* Chinese fibreglass prices less damaging than first thought
* Tariff cut will help European wind power, vehicle sectors
BRUSSELS, Jan 7 (Reuters) - The European Commission plans a significant cut in the punitive tariffs it imposed last year on Chinese-made fibreglass used in the clean technology sector, EU diplomats and people close to the issue told Reuters on Friday.
The Commission, the European Union’s executive, plans to reduce the anti-dumping tariffs to less than 14 percent by mid-March from a 43.6 percent temporary rate set in September 2010.
“The new plan for duties is quite a bit lower than originally, which reflects the opposition to the original duties,” a person familiar with the case told Reuters.
The duties aim to counteract what the EU says is illegal market dumping by Chinese producers. If approved by a majority of EU states, the new rate will apply for up to five years.
The radical cut in the tariffs reflects concern that the higher rate will limit the supply of the lightweight material used in wind turbines, cars and ship hulls at a time when the EU is trying to curb its energy consumption, diplomats say.
”We welcome any measure that reduces trade barriers for clean energy technologies. This will ultimately help the wind industry grow faster, accelerate the uptake of wind energy globally and reduce costs for consumers,’ said Steve Sawyer, secretary general of the international industry group, the Global Wind Energy Council.

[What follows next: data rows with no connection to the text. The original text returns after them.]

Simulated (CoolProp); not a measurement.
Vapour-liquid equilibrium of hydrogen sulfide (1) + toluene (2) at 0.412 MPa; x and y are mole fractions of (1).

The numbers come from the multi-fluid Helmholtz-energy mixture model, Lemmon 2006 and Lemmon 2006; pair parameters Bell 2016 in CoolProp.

The planned cut also follows new evidence that Chinese exporters are undercutting market prices less drastically, and doing less damage to their European rivals, than originally thought, people familiar with the case told Reuters.
The tariff has divided the 27-member bloc and highlights its struggle to reconcile its desire to promote high-tech champions with protection for more traditional upstream manufacturers.
The issue pits European fibreglass producers such as PPG Industries against users such as wind turbine producer Vestas.
“The anti-dumping measures on carbon fibres are literally shooting the European wind industry in the foot, and we are thus eager to see them go away,” said Peter Brun, Senior Vice President at Vestas.
“Any kind of trade protectionist measures are literally poison for this expanding industry, which is now becoming a global industry with a mission to make a significant contribution to fighting the climate change challenge.”
The plan to impose high tariffs last year prompted a near-rebellion among EU members, and 12 of the EU’s 27 states opposed the Commission’s proposal.